At the end of every year, I will create a blog post of the ten best books I read throughout the year. These books do not necessarily have to have been published and released to the public in 2011, but they were books that were read throughout the year. On average, I read close to twenty books a year, give or take a few books. This year, I was fortunate enough to be able to read thirty, which to me is always a plus. I'm on my thirty first book at the moment, Stephen King's 11/22/63, but will probably finish it in 2012, unless I find a wide amount of time to simply commit to reading. I don't see that happening with the plans on my radar. Coincidentally, I began reading Stephen King's IT at the end of 2010 and completed it in 2011. Reading Stephen King books to complete the year may end up being an unintentionally trend then, eh!

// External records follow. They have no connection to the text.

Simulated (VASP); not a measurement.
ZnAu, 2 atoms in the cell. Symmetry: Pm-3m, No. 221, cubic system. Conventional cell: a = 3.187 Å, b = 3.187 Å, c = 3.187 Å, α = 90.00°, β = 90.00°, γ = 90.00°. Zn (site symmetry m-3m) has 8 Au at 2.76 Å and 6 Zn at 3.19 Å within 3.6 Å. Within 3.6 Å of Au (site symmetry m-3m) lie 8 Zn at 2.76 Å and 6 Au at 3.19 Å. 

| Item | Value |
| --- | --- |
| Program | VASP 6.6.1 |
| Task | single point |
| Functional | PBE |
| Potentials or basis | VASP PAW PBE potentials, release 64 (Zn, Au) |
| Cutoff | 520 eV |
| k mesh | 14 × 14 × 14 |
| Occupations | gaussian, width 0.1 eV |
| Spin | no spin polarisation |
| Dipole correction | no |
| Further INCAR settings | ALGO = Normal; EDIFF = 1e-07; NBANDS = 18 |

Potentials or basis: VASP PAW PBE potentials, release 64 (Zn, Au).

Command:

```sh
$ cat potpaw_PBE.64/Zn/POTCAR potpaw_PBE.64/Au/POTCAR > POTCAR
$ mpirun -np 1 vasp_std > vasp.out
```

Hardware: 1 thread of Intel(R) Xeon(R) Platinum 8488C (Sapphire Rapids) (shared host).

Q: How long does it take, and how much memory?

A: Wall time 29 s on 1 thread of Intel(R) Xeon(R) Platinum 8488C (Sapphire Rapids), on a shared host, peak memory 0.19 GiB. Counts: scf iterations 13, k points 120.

My top ten include books of all kinds. Some of the books are from the horror fiction genre of which I find to be a lost art, a lost art that I hope to pursue success. Some of the books simply caught my eye, whether it be on the mainstream market or because of their simple impression of popularity with the reader's community. Some of the books were simply me broadening my horizons and trying new things. Finally, there were some books that were simply recommendations from other people. If you recommended a book to me and you see it on my top ten list, then I offer my thanks for the recommendation and look forward to exchanging books and titles in the future.
I will present the list in a countdown format, as it increases excitement. Hopefully you thoroughly enjoy the list for what it is. We shall now begin!
#10- Dead Sea by Brian Keene- I discovered Brian Keene when I bought this book at the flea market. He seems to show strong interest in adding his two cents to the zombie craze that is oh so popular at this time. Horror fiction is becoming such a lost art and authors who write in the genre (with the exception of Stephen King and occasionally Dean Koontz) are often looked over. If you like zombies, don't overlook Keene. The protagonist is Lamar Reed, who is black and gay. He realizes that this is the double whammy that makes him somewhat of an outcast to society, but he's a guy that I would most definitely want to hang out with on a regular day. He is blunt and he hates those that add fuel to the stereotypes of blacks and gays. The land becomes uninhabitable, invaded by zombies, and everyone is forced to live in a ship heading out to sea. However, escaping zombie life in the apocalyptic world may be a far more daunting task. Dead Sea is a strong take on a zombie novel that comes off as a light read, but at the same time will keep your attention.
#9- Doctor Rat by William Kotzwinkle- It may be a book of pure insanity. The point of the matter is that this novel is a satire that delivers such a strong message. Take Animal Farm, move it into a laboratory, and you got Doctor Rat. The premise of the novel is animal experimentation and the animals of all kinds (rats, dogs, horses, etc.) have had enough of being used for mankind's experiments. The only animal that sides with the humans is Doctor Rat. He comes off as being a philosopher of sorts and delivers his message with jingles that come off as being hilarious. His motto, which makes sense, is "death is freedom." Makes sense, because you can constantly be tortured, but when you die, you no longer have to live through the torturous hell that comes with experimentation in the lab. The animals engage in a rebellious revolt and can ultimately be summed up with a dose of common sense, something that even a young reader can realize is reasonable (though I would suggest that you don't use this book as a bedtime story for your young one. Enjoy it all to yourself).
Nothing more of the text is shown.